Standard approaches to generating MR images require a highly uniform magnetic field (B0) and thus necessitate the use of magnets that are physically large relative to the object to be imaged, leading to the high cost of magnet construction and siting. Previously we proposed an approach called STEREO (for STEering REsonance over the Object) as a means to generate images using magnets with drastically reduced B0 uniformity [1]. Unlike standard Fourier imaging techniques, STEREO exploits full spatiotemporal encoding, and images are reconstructed by a non-standard approach (e.g., by solving the inverse problem). In the original STEREO method, spatial variations in B0 and radiofrequency field (B1) are compensated by adjusting pulse amplitudes and frequencies in a temporal manner. In the present study, we investigated whether it is possible to use the dynamic multi-coil technique (DYNAMITE) [2] as a means to create spatiotemporal excitation for STEREO. We aimed to design a limited set of well-defined MC arrays able to strongly reduce the magnetic field distortions across the object of interest

After selection of center positions (x_0C, y_0C, z_0C) of the current carrying circular coils on the cylindrical surface (Fig 1), the z-component of the magnetic field generated by the circular coils (B_Z) per unit current was then derived analytically by use of the Biot-Savart law, which is adopted from Juchem’s work [3].

$$B_{Z}(x,y,z)= \frac{\mu_0.n}{2\pi}.\sum_c\left(\frac{(y-y_{0C})}{\sqrt{((x-x_{0C})^2 + (z-z_{0C})^2 )[(r + \sqrt{(x-x_{0C})^2 + (z-z_{0C})^2})^2 +(y - y_{0C})^2)}} \right)$$

$$\times \left((-K(\kappa^2) +\frac{(r^2 + (x-x_{0C})^2 + (y-y_{0C})^2 + (z-z_{0C})^2)}{[(r - \sqrt{(x-x_{0C})^2 + (z-z_{0C})^2})^2 +(y - y_{0C})^2)]}.E(\kappa^2)\right)$$ (1)

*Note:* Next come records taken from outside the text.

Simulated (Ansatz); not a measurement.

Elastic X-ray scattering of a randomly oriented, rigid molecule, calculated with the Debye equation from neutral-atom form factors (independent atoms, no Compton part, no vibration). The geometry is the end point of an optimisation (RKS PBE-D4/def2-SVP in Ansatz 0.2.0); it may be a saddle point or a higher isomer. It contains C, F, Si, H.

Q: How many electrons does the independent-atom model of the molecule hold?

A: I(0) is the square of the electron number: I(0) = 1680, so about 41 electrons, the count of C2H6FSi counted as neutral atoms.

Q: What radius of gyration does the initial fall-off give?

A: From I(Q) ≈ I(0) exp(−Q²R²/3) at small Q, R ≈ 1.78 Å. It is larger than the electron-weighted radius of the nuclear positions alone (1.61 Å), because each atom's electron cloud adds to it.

Here μ₀ is the magnetic field constant, n is the number of turns, r is the radius of the coil, c is the coil number, and x, y, and z are the Cartesian coordinates describing three-dimensional space [4]. K(κ²) and E(κ²) refer to the complete elliptical integrals of the first and second kind, respectively. Equivalent values in Hertz were derived using the Larmor equation for protons (¹H). A simulated, uncorrected magnetic induction field, ΔH_Z, was generated within the 256x256x256mm FOV and 64x64x64 matrix. Assuming constant coil currents, ΔH_Z was then projected into the magnetic field basis, B_Z, to obtain the corresponding current values, I_C, in each individual coil to compensate ΔH_Z, within a spherical region of interest (ROI) with a 10-mm radius. The estimation of I_C (see Eq.(2)) was based on the Least-squares fitting based on the Levenberg-Marquardt method. The current values in each coil is,

$$I_{C} = [B_{Z}(x,y,z)^{T}. B_{Z}(x,y,z)]^{-1}. B_{Z}(x,y,z)^{T}. \triangle H_{Z}(x,y,z)$$ (2)

The compensation of field homogeneity was extended by moving a ROI along the spiral trajectory (Fig 2A), in clock-wise direction at 4000 different time points during the period of 16 ms in synchrony with traversing shimmed region. A uniform B1 pulse of 5.9 μT was introduced simultaneously with modulated coil currents for duration of 16 ms. The Bloch equations were carried out to predict the spatiotemporal excitation profile of the B1 pulse. The maximum transverse magnetization (Figure 2B) and maximum flip angle were evaluated during the whole B1 pulse for each pixel. Further, by introducing a linearly varying B1 pulse (Figure 2D), the Bloch simulations were carried out to evaluate the maximum transverse magnetization, M_XY (Figure 2C) [5]. Potential relaxation effects were not considered in the simulations.

Fig 2(A) shows selected spherical ROIs along the spiral trajectory. Fig 2(B) illustrates the maximum M_XY produced in the 64x64 matrix in the presence of a uniform 5.9 uT B1 field. It can be seen that uniform excitation along the traversed spiral trajectory is achieved. Above a threshold B1 amplitude, the method is insensitive to B1 field inhomogeneity, as demonstrated in Fig 2(C) which shows the M_XY produced by the linearly varying B1 shown in Fig2(D). In this work, simulations have provided proof-of-concept for a unique way of exciting spins uniformly by dynamically driving the coil currents in a multi-coil array with DYNAMITE while applying RF irradiation. The next step will involve experimental validation of this spatiotemporal excitation as a means to accomplish MR imaging in extreme field inhomogeneity.